Regardless of who the player is, in this case a known agitator like Perry. No one deserves to be stabbed. DeAngelo was rightfully suspended for two games by the NHL player Safety Department today, as he sought out Perry and stabbed him with a stick blade. He sought out Perry, after not being involved in the scrum, and the video of the incident above proves this.

“He tried to slash my hands right before that,” DeAngelo said last night. “He talks all game. I ask him to fight, he says no. He asked me to fight for years I don’t say no. There’s not much of an argument there. I wasn’t trying to give him a shot. Replay makes it look worse than it’s meant to be. It is what it is. I took 30 punches to the ground, when I get up they don’t let me do what I want to do. It’s whatever.”

To DeAngelo’s credit, he has been playing better defensively, but he cannot allow players to get under his skin. Tortorella has a unique, creative way of getting his message across to players. A player can take that with a grain of salt or move on, and most choose the latter.

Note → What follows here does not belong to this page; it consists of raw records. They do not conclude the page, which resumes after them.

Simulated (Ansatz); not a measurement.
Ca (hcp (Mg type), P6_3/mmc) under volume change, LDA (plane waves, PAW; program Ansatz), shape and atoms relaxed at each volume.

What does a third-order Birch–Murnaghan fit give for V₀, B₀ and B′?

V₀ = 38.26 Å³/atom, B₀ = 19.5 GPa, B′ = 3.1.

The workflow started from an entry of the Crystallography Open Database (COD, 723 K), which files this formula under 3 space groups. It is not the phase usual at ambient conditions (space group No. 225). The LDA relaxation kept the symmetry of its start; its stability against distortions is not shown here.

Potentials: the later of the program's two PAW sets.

1 thought on “Flyers’ Tony DeAngelo rightfully suspended

  1. As bad as the past 2 seasons have been, Tony Deangelo spearing a player in the groin well after the whistle blew is the most embarrassing moment. It was a total disgrace. Torts should have been furious about a player taking a 5-minute major penalty with the team only down by 2 with 3-minutes to go in the game. Deangelo decided that his personal feuds were more important than the team. And then Deangelo acted like a smug clown after the game. Total embarrassment. It was a dirty play that doesn’t belong in the game.